Sounding the Peak Oil Alarm

Written By Keith Kohl

Posted April 2, 2007

"In a time of deceit telling the truth is a revolutionary act."

–George Orwell

Dear Wealth Daily Reader,

The first step is denial.

And we’ve certainly seen plenty of that concerning peak oil.

An uproar of dissent claimed that peak oil wasn’t a worry. First it was technology that would rescue us from the pernicious effects of peak oil. Yet so far, it hasn’t been able to keep production rates high enough to quench the world’s growing oil thirst. Then came the idea that new oil discoveries would surely be our salvation. As it turns out, they make up only a fraction of the depleting older fields. Peak oil opponents were stuck in a rut.

Fortunately, the final step is acceptance.

The U.S. Government Accountability Office (GAO) has released an eighty-two page report warning us of the devastating impact of peak oil: "Crude Oil: Uncertainty about Future Oil Supply Makes It Important to Develop a Strategy for Addressing a Peak and Decline in Oil Production."

Naturally, it begins by echoing what I’ve been telling Wealth Daily readers for a long time–the Energy Information Agency (EIA) estimates that world oil consumption will increase to 118 million barrels by 2030. Currently, the U.S. accounts for of a quarter of the world’s oil consumption, over 20 million barrels every day.


The GAO report estimates that world oil production will peak between now and 2040.

Good to know the GAO has limited its time frame to three decades.

The report also recognizes the IEA estimate that countries outside the Middle East have peaked in conventional oil production, or soon will. It specifically notes that U.S. oil production peaked back in the 1970s. Production since then has fallen dramatically. We are now producing the same amount of oil as we did in the 1940s.

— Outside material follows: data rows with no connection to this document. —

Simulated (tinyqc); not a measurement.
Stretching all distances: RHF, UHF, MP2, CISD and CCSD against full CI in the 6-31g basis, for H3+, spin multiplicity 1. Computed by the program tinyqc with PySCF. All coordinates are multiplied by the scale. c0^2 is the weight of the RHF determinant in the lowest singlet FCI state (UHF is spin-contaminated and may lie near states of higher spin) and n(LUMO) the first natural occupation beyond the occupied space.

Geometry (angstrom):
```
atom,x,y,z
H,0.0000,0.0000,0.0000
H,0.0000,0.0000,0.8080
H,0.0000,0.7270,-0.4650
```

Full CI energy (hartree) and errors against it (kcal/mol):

One of the GAO’s concerns is rising oil consumption in the U.S. transportation sector. Here’s a look at exactly how much oil the sector uses:



And U.S. consumers paid $38 billion more for gasoline in the first half of 2006 than during the same period in 2005.

But can’t we just switch over to some other fuel?

Not exactly.

According to the same report, alternative technologies in the transportation sector have "limited potential to mitigate the consequences of a peak and decline in oil production."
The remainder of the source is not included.